Showing posts with label Honesty. Show all posts
Showing posts with label Honesty. Show all posts

Monday, January 16, 2012

Change

I'm enjoying Elizabeth's post this morning, and the song she shared is playing as I write.

My last post was about changing some things in myself. I used to be much more open. Somewhere along the way I started editing myself. I don't want to offend people, and I want to fit in and be liked. So alot of times I leave out parts of my story that I think might sound too weird, New Agey or out of the mainstream. I don't usually get into politics. I'm vocal at home, and with people who I know won't challenge me. That's pretty chicken shit.

I admire the outspoken. I was listening to the radio on the way to work the other morning and the DJ's were talking about some celebrities who identified publicly with a political party, and how they're doing themselves a disservice. "That's why you'll never know who we're voting for," the DJ ended with. It made me think. It's good to play it safe if you want to maintain popularity on the radio or in life. But it's the people who speak up that get our attention and really force us to figure out where we stand. And it's how true allies and friendships are formed.

I'll start with one thing. I believe that we are eternal, and that we have some choice regarding the life we enter and the people whose lives we'll be involved with.

Before Daniel was conceived I was working on a book proposal. ARE Press published my book 'Walking the Spiritual Walk' in 1994, and I wanted to follow it up with one about conscious conception and preparation for parenthood. One of the chapters I researched was the idea of conception mandalas. I read about them, and then made my own.




I read these books while I prepared the sample chapters and tried to live what I was writing.

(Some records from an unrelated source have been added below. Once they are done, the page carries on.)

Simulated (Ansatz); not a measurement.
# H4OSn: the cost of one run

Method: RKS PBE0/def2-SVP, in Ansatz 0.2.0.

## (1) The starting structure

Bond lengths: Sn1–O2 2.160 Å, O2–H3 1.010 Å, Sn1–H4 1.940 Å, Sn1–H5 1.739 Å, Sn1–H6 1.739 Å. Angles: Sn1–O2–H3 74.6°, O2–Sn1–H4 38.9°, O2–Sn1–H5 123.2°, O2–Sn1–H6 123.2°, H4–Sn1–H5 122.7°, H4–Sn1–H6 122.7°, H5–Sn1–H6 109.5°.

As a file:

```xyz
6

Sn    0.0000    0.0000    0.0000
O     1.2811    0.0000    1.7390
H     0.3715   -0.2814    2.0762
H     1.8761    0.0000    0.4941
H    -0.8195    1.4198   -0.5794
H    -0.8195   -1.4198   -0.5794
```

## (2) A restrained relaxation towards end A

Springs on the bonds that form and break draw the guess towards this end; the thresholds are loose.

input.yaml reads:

The proposal was being considered by a publisher, and I had people on board to add their support on the back cover. Then Daniel was born and there was no time to write. I figured I'd come back to it later.

My first book was largely about my marriage to Daniel's dad, and when that didn't work out, I really lost faith. I questioned many of the things I thought I'd figured out. I felt very much like a failure. It shook my foundation, for sure.

I found out that life isn't as simple as I once imagined it to be. It's not neat. It's messy. It hurts. But if we aren't honest about our mistakes, our flaws and our Truths, we are stuck.